Capstone Project:

Spatial Data Science Applied: ArcPy & Scikit learn for predicting Hotel Room prices.

Repository contains:

  1. Notebook from 1 to 6 with all the analysys and step by step.
  2. Toolbox folder that contaisn teh Python toolbox with the ML deployed

Blog Link: https://nycdatascience.com/blog/student-works/spatial-data-science-applied-arcpy-scikit-learn-for-predicting-hotel-room-price

Objectives and Workflow

For this capstone project we wanted to be able to estimate the price per night of hotels rooms in London . First we had to gather data regarding the hotels and its prices, and also about features that could help us to explain that price.

In addition to this we also wanted to develop a Machine Learning  algorithm that could be easily distributed and reproducible by non technical colleagues and clients. For this purpose we will be creating a Python Toolbox that uses XGBoost tree algorithm in the background.

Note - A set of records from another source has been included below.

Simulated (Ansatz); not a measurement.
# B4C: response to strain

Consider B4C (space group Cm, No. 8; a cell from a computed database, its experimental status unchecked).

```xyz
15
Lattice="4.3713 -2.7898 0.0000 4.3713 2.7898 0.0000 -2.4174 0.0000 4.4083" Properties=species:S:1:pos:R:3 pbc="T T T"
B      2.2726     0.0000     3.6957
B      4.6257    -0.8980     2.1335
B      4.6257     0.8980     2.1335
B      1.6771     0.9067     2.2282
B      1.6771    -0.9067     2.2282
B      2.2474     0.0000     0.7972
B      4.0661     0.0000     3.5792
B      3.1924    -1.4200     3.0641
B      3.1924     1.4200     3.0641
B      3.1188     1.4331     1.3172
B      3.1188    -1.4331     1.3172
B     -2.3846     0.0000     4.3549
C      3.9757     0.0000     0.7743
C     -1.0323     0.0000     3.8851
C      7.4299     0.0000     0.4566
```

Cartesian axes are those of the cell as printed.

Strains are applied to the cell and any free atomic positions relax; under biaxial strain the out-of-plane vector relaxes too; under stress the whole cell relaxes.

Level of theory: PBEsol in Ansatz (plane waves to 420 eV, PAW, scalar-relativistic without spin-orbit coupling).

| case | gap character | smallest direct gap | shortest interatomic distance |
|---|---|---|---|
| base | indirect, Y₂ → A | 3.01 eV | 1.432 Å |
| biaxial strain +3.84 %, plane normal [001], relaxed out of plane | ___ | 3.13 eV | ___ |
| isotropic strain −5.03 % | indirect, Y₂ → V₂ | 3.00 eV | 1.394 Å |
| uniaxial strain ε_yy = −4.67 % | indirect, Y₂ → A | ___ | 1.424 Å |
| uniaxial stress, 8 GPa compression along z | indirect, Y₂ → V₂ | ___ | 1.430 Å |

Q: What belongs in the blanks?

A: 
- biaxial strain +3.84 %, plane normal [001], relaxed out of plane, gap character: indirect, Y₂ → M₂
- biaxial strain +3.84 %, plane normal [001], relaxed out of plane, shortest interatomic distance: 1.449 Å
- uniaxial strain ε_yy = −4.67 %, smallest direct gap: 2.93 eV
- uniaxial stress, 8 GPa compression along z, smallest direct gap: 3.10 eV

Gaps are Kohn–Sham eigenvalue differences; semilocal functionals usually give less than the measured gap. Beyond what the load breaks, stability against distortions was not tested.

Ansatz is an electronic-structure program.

As shown in the graphic below we used multiple data sources as well techniques for being able to predict hotel room prices. The main hotels dataset was scraped from Tripadvisor using the Python libraries Scrapy and Selenium. For each hotel we extracted the location, star rating, number and reviews ranking as well as some qualitative information about hotel facilities such as internet, room service, swimming pool and so on.

The main driver of hotel room prices is the location so we also decided to include some of the more relevant characteristics around each hotel that could help us predict its value. Some of this variables are: purchasing power of the population around each hotel, number of housing transactions, distance to tourist points of interest and communication to main airports as well as restaurant data (total number and reviews).

Once all the data was gathered we enriched our hotel dataset with these variables and using scikit learn and XGBoost algorithm we fit a model that was used to predict the hotel room prices. As mentioned before the final ouput is a Python Toolbox (to be used with ArcGIS Pro) that will allow users to run our findings without having a technical background.